This is because the debates surrounding both health care reform and the war in Afghanistan are dogged by the same questions: What is the cost to the American people? How have our priorities changed? How long can we afford to place political dogma above human life before we are overwhelmed by the consequences?

In Wednesday's speech, Obama did his best to bounce between bipartisanship and big-stick politics. He called out the right's "demagoguery and distortion," only after first mentioning his "Republican friends." He sprinkled assurances of cost-cutting into a critique of the previous administration's fiscal policy. His words about the public option -- easily one of the health care debate's most ferociously contested issues -- were essentially sanded down and smoothed out, docile.

"The public option is only a means to that end," Obama said. "And we should remain open to other ideas that accomplish our ultimate goal."

The word "Afghanistan" was only uttered once, when Obama pointed out that the cost of health care over the next 10 years would fall short of the total spent by the United States thus far on its two wars.

The numbers were supposed to be good news -- they meant that one policy priority (seemingly, the more immediate and important one, the one that directly affects 50 million Americans) would not strangle the U.S.'s ability to continue our "good war." Subtly, Obama was assuring Americans that they could win on both fronts.

The subtlety, though, is deceptive. Yes, health care will only cost $900 billion over the next 10 years. But thanks to Obama's decidedly hawkish stance on Afghanistan -- a war nearing its eighth year and conjuring comparisons to Vietnam -- the United States stands to foot a serious bill abroad.

According to the Center for Defense Information, the total cost of the war in Afghanistan will reach $439.8 billion by the end of 2009.

The United States, which spent exactly 10 times more on Afghanistan in 2008 ($140 billion) than it spent in 2002 ($14 billion), increased such efforts by $33 billion in just the last year. Obama's escalation, largely overshadowed by the health reform's incendiary spectacle, has been swift and significant.

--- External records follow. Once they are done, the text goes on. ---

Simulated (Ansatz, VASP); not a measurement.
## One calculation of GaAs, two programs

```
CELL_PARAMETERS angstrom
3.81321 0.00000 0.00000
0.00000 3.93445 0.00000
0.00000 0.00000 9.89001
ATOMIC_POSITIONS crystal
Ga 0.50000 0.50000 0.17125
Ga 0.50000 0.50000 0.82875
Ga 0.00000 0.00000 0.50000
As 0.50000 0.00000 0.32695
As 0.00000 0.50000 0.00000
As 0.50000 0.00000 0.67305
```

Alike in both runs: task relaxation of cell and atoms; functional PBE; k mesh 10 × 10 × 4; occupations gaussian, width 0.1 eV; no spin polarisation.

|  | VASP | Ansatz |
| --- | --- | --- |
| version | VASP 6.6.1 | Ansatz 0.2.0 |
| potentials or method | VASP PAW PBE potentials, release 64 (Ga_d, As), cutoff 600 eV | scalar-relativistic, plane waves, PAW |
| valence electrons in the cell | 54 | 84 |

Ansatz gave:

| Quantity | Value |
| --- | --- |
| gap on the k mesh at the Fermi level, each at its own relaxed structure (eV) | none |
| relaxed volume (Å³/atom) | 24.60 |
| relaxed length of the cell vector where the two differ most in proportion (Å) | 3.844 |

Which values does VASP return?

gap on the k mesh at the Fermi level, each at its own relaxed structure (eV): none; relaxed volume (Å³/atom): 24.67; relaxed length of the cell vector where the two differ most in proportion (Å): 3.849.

It's also showing no signs of slowing down. On Thursday, a Senate subcommittee approved 2010's $636.3 billion defense appropriations bill. Of this, $128.2 billion has been set aside for "overseas contingency operations."

Simple multiplication tells us that the cost of maintaining this rate of defense spending for the next decade would eventually make Afghanistan $300 billion more expensive than the health care overhaul's projected cost.

And that's just dollars and cents. The more implicit (and insidious) cost to maintaining a presence in Afghanistan is ideological.

The U.S.'s approach to war -- one that rationalizes poverty and civilian casualties through flimsy rhetorical attempts at "stabilizing" or "helping" the culture that is being bombed and crippled -- is a mind-set that provokes, not prevents, acts of terrorism.

It should come as no surprise that the U.S.'s most staunchly militaristic neoconservatives, including Karl Rove and William Kristol, have voiced their support for Obama's policy.

These people, who vowed to "kill" even the most moderate of health care tweaks, are now scrambling to champion Obama's decidedly immoderate stance on the war.

So although it's conceivable that the long-overdue act of providing its citizens with affordable health care would gain the United States some form of foreign policy clout, it's also a safe bet that any such influence would be dulled by an ineffectual and imperialistic posture on Afghanistan.